Finding Your Sanctuary: When Your Soul Calls You Deeper

Are you standing close to shore when your heart is yearning for you to wade in further?

I still find myself doing it sometimes - waiting for someone to come in and tell me how to be. This is especially true in certain aspects of my work in the world, particularly when it comes to creating the kind of spaces I know women are craving.

I suppose it's often about the scarier aspects. And by scary I simply mean the ones I want more than anything else; and of course, those are the ones with so many fears attached - some conscious, many still unconscious.

The calling to write, for example. The calling to create something meaningful, to offer clarity where there's confusion, confidence where there's doubt, purpose where there's yearning…The calling to be fully myself...

I can easily get tripped up.

I wade into the water and convince myself that the cooling rush around my ankles would somehow not feel better if I lay back and let the water hold me and, under the brilliance of a blue sky, take me on a ride of bliss, joy and, surely, growth and learning.

No, I convince myself sometimes that it's better here near the shore. Yes, the sun is white-hot; my skin is cracking from the heat; and the trees are blistering, bark peeling. The water kissing my ankles is fine, I think. Lovely, in fact.

I assure myself that being near the bank feels more comfortable. Yes, the sands shift, but surely, I can lift a waterlogged hem up and run back if it proves too much.

The thing I miss though, when I stay too close to what feels safe and comfortable, is the joy of creation.

The joy of creating something only I can make and doing it for no other reason other than my soul is thirsty for it. Of building the sanctuary that exists uniquely in my vision - a place where women can discover what they truly need, where meaning reveals itself naturally, where purpose unfolds like the softest dawn light.

When I’m too close to shore, the water at my feet only further parches my tongue.

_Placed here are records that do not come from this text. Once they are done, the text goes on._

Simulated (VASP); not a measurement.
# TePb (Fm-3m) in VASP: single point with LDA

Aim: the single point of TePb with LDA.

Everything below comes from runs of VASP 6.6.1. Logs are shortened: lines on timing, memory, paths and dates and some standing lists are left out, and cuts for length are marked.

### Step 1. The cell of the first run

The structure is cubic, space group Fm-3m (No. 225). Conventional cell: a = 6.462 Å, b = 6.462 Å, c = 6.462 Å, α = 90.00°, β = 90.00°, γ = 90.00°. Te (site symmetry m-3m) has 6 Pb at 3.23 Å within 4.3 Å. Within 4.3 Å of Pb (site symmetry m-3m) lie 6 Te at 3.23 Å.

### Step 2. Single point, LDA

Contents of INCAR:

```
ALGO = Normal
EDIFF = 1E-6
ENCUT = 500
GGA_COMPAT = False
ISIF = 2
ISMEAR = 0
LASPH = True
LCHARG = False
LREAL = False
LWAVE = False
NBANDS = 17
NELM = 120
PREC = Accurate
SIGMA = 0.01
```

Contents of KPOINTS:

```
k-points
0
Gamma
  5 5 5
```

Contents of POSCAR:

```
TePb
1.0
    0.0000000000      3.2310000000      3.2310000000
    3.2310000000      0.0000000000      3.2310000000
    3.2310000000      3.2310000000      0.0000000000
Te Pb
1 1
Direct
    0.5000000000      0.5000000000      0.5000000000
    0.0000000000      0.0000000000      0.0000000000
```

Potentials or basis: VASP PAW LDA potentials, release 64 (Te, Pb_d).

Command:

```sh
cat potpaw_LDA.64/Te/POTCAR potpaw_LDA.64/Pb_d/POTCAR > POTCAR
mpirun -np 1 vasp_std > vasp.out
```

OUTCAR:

I miss the chance to be buoyed, to rise and fall amongst the waves. To drift, yes—to be pushed by the breeze, certainly. And, also, to one day perhaps wake up somewhere entirely new—a place that is magical, holy, and spun out of my own heart's desire.

If I stay, I will have missed feeling free every moment of every day of the voyage.

What about you? Where might you be standing close to shore when your heart is yearning for you to wade further? What are you being called to create, and what would it feel like to trust that deep knowing within?